Tag Archives: symonds Yat

Lincolnshire to Cornwall, The Wye Valley

River Wye

When I was a young boy we used to go quite regularly to Cornwall on family holidays. I last visited Cornwall for a holiday (I have been there since for work) in 1975 when I stayed in a bed and breakfast at Crantock village near to Fistral Beach at Newquay.  On that occasion to get there I drove a route through the Wye Valley, an area of Outstanding Natural Beauty and this time I was keen to replicate the journey.

We were staying with Lindsay (my sister) and Mick in Lydney in the Forest of Dean so this made the quest quite easy to achieve.

I especially wanted to visit two places on the route, Symonds Yat in England and Tintern Abbey in Wales.

We started at Symonds Yat and drove to the visitor centre at Symonds Yat Rock which is a high vantage point with wonderful panoramic views of the River Wye.  The river is the fifth longest in the United Kingdom after the Severn, Thames, Trent and Great Ouse and for part of its course provides the natural border between England and Wales.

Two pictures at Symonds Yat Rock, forty-five years apart…

symonds yat

That black shirt was always one of my favourites but it wouldn’t fit me now that’s for sure!

Symonds Yat Rock and View

From the visitor centre we followed a footpath through the forest and down to the fast flowing river and then took a gentle walk along the English west bank and back to the car park to the car that we had left there earlier.

From there we drove along the side of the river, along the route of ancient Offa’s Dyke, eventually crossing over the river and moving into Wales.

Some things in life stick in the memory like velcro and for me one of these was my first ever visit to Tintern Abbey.  As the road follows a sinuous course from the north it enters the attractive stone built village and after negotiating several turns quite unexpectedly the Abbey comes into view and rises majestically at the side of the river.  I remember it as a wonderfully powerful WOW moment.  This can never be repeated of course and I was ready for it this time but I still found it to be a special moment.

Now, I might be mistaken but I seem to recall that in 1975 you simply parked the car by the side of the road and just walked into the grounds of the ruined Abbey which was in the middle of an empty farmer’s field but you cannot do that anymore.  The Abbey is managed by the Welsh Government, welcomes seventy-thousand visitors a year and has all of the trappings that can be expected at a tourist attraction; a pay and display car park, souvenir shops, a café selling cream teas and a massive pub and restaurant and a forest of invasive signs.

Tintern Abbey

The Abbey cost £8 to go inside which seemed rather expensive so we didn’t bother, we saw what we could from the outside and then went to the pub for lunch instead.
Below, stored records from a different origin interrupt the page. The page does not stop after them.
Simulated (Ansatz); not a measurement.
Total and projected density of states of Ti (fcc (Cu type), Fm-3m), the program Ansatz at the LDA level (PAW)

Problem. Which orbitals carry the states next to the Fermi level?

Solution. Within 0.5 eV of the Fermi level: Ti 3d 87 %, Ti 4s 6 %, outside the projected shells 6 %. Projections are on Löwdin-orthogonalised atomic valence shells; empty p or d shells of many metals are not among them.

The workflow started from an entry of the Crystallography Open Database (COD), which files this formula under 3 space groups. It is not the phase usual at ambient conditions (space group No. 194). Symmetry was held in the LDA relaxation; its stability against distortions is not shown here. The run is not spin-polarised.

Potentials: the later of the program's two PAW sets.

There was more experience that I was hoping for before we left the Forest of Dean and that was to see a wild boar.  These days there are wild boar in several places in England but the Forest of Dean is the easiest and best place to spot them.  They had been extinct in England for four hundred years or so but sometime in the 1990s someone released the boar into the forest and they have flourished in conditions that suit them perfectly (rich, deciduous woodland, agricultural land nearby and the occasional household rubbish bin to raid) and it is estimated that there may now well be almost two-thousand roaming the forest in various sounders, the term for a herd of wild swine.

There is evidence of them everywhere in the forest.  Every few yards, the earth has been gouged up and pushed aside, the undergrowth freshly disturbed. At the base of the beech trees are long, raking scratches where the pigs has ripped over the topsoil, looking for something beneath. Bluebell roots lay limp against the earth where they’ve been pulled up and cut through, and around the base of the larger trees are deep, pale craters, as if the forest had recently been hit by a massive hail storm.

Lindsay is always telling stories of encounters with the animals and we had seen plenty of evidence that they were nearby and all around but so far we had not seen one but then in the evening driving to a pub in a nearby village we spotted a sow with some youngsters quite close to the road and I was happy about that.

And, the following morning as we left the forest on the first leg of our journey to Cornwall we glimpsed sight of a magnificent male beast foraging close to the road.  A lot of people in the forest consider them to be a pest but to be honest we considered ourselves to be very lucky to see them.